The same cannot be said of the other two branches. For one thing, many political appointees go in and out of Government and acquire close friends on both sides of the fence. Some are skilled lawyers who see nothing unusual in asking large fees (reportedly up to $1,000,000 by Clark Clifford) during their out periods for discreetly pleading a client's case behind the bureaucratic façade.

It is hard to find an ex-aide of Lyndon Johnson's who has not gone to a firm that solicits work from the Government, and there is a long list of men who have served on regulatory agencies and later represented clients before those very same agencies. Last year the Civil Aeronautics Board completely reversed the recommendations of its own examiners in handing out lucrative trans-Pacific routes, largely favoring airlines whose officers or lobbyists had connections with the Democratic Party. Richard Nixon has since vetoed the deal; whether Republican-oriented airlines win the next round remains to be seen.
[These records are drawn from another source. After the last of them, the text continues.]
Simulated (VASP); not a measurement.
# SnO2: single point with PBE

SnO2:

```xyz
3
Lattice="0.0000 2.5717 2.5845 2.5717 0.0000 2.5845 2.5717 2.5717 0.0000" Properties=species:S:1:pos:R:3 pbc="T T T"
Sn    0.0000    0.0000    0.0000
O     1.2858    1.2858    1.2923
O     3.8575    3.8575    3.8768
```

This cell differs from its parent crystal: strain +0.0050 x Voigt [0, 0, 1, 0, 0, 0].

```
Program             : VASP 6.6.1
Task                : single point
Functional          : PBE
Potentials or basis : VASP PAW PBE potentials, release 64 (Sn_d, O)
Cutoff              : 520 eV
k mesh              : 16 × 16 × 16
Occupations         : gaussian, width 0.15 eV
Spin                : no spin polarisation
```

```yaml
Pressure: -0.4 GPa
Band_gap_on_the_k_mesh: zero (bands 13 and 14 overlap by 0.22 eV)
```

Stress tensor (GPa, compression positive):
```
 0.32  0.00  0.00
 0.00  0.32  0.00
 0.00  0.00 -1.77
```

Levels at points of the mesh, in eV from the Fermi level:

The 100 top defense contractors have found it prudent to hire 2,072 retired military officers, three times the number of ten years ago. General Dynamics, No. 1 in dollar contracts, employs 113; Lockheed, No. 2, no fewer than 210. The relationship is not necessarily sinister. Ex-generals have as much right to sell their expertise as anyone else. Long before he retires, though, a procurement officer may have difficulty being tough on a company that is looking him over as a possible employee. One solution would be for Congress to bar military men from working for defense contractors for at least two years after retirement.

Unhappily, Congress itself violates the most elementary rules of conduct. In the early 1960s, for example, Missouri Senator Edward Long accepted $160,000 from a lawyer who had spent most of his life representing gangsters and gamblers. Finally persuaded to look into the matter, the Senate ethics committee found nothing wrong.